Students arrested after allegedly torching two UKZN buildings
Five people, believed to be students, were arrested after two University of KwaZulu-Natal (UKZN) buildings at Westville Campus were petrol bombed on Monday.
This comes after students allegedly protested about the required 15% upfront payment of a student’s historical debt that students must pay before being allowed to register.
The university told TimesLIVE that the Westville Campus was marred by criminal activities on Monday.
It said the criminal acts involved the stoning of a guard house at Forest Hill residence and the petrol bombing of two administrative offices.
UKZN corporate relations executive director Normah Zondo said the Indigenous Knowledge Systems (IKS) office, in the Gandhi Luthuli Documentation Centre (GLDC), was one of the buildings damaged during the petrol bomb attack.
She said the second office damaged belonged to the Infrastructure Planning and Projects (IPP) department.
“Fortunately, risk management services were quick to respond and put out the fires, limiting the damage. A full damage assessment is being undertaken. One of the people arrested was witnessed participating in the destruction of the guard house at Forest Hill residence. This incident led to a staff member from risk management services sustaining injuries,” said Zondo.
Other suspects were arrested after they were allegedly found in possession of a petrol bomb.
The matter has been referred to law enforcement agencies, and the police would be better placed to provide more details on the ongoing investigation, she said.

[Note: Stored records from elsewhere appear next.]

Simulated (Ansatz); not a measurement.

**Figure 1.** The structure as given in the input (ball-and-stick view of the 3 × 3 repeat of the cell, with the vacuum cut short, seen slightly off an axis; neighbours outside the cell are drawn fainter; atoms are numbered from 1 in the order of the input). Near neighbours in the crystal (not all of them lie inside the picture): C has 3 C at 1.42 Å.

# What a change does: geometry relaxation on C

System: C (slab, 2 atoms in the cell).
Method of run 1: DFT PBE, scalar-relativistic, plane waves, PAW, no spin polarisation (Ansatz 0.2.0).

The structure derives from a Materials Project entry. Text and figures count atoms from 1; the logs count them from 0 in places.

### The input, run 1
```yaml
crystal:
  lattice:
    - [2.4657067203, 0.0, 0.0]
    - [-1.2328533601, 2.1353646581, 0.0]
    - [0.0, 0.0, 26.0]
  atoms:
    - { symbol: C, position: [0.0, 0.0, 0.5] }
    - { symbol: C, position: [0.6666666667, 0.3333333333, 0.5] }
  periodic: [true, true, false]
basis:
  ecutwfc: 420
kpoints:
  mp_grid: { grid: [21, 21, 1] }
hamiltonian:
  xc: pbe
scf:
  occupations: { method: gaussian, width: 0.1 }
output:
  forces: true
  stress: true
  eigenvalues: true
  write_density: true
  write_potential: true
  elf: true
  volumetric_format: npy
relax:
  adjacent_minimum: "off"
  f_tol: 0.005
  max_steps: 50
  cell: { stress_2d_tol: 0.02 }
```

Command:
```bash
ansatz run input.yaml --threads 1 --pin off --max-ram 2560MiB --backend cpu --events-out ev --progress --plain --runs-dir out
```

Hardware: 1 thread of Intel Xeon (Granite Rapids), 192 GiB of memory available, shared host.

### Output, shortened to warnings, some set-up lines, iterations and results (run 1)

“These actions are aimed at rendering the institution ungovernable and are antithetical to teaching and learning. The university will continue to work with law enforcement agencies to ensure the safety of all staff, students, and property,” added Zondo.
UKZN SRC president Wandile Majozi is among several EFF Student Command (EFFSC) members who were arrested after a student protest on Monday.
Yaya Mnikwa, EFFSC media officer in KZN, said Majozi was on his way from his residence to a meeting to discuss the protesting students' grievances.
“After being informed of the protest, the president was going to attend the meeting that sought to address the students' grievances when he was apprehended. He was not even in the protest,” said Mnikwa.
“There’s a policy to pay 15% upfront and mostly black people can’t afford it. Even those who are funded by NSFAS still haven’t been allocated residence,” he said.